Posted on 12/01/2020 6:42:30 AM PST by Pilgrim's Progress
“The proverbs of Solomon the son of David, king of Israel” (Proverbs 1:1).
TODAY’S VERSE:
“The proverbs of Solomon the son of David, king of Israel” (Proverbs 1:1).
This is all the maxims, epigrams, proverbs, and homilies of the ancients condensed into one book. Really, if you searched out much of Plato, Socrates, Euripides, the Greek philosophers, the Greek writers: What they got, they got from this man. They got it from Solomon. And some of them had the honesty to mention that. Some of them didn’t. Some of them want you to think it was original material, but it wasn’t. All they got, they got from this man, Solomon.
Proverbs lays down the emphatic principle of dualism. Liberalism and false religion will try to do away with dualism. Dualism—right and wrong, heaven and hell—things like that. Proverbs is strong on a dualistic outlook. Absolute opposites.
“The wise shall inherit glory: but shame shall be the promotion of fools” (Proverbs 3:35 KJV).
Apostate religion, ungodly religion, false religion does not like to admit dualism. Some religions attempt to do away with dualism—how do they do that? Well, they do away with the Bible definition of sin, and they call some sins mortal sins and some venial sins. So that is trying to temper sin. To try to do away with hell and invent purgatory, to try to do away with the absolute opposite of heaven. Every heretic has to eventually do the same thing with his doctrine, because he only has the flesh to work with—and “all flesh is grass.” It’s all the same, all religions are basically the same.
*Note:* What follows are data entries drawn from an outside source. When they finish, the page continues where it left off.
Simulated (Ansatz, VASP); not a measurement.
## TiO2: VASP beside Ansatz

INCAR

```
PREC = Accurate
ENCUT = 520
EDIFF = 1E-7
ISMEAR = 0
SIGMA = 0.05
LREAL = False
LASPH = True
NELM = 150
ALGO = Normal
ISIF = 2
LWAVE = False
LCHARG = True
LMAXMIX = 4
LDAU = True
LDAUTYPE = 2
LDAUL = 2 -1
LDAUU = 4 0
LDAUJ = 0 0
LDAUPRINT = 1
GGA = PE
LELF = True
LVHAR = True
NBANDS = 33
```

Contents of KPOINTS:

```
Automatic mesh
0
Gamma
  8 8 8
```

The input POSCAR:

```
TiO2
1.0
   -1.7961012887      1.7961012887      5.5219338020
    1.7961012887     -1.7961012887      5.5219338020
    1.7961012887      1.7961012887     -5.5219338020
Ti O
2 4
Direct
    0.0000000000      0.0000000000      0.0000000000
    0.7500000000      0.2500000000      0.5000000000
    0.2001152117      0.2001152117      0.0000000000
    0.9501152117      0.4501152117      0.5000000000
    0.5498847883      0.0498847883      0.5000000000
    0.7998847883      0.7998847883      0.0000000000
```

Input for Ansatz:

There is two ways to deal with the awfulness of sin.
1. Experience. They say that that is the best teacher, but it is certainly the hardest teacher. 2. Hearken to wisdom.
Two ways to learn the awfulness of sin.
Now, as wise as this man was—smart as he was, experienced as he was, rich as he was—there was probably never a man alive that was ever smarter, or richer, than Solomon; and yet the Bible said about Jesus Christ, “a greater than Solomon is here.”
Now this Book will give you “wisdom” on how to deal with the real problems. You realize that most Americans don’t have really big problems. Psychiatrists and psychologists say that most of the problems in America are imaginary, and they are soap opera problems. Soap opera problems are (if you ever watch soap operas, which I wouldn’t recommend for anybody to watch) imaginary. Soap opera writers have produced plays and situations where two women are vying against one another, and they are always picking at each other over some little issue—and that is always the big issue in the play. It’s usually always two women, one getting mad about what one said about the other and then they blow it up clear out of proportion. And that has become the way of life in America. Americans blow everything way out of proportion. Nine times out of ten, the problems are no way as big as they really are.
You think you got problems, you ought to live in Afghanistan. In America, you have to go to a funeral home to see death. But in some countries, it is laying right out in the streets. It’s altogether different, we live in a candy-coated world.
Wisdom will show you how to deal with real problems.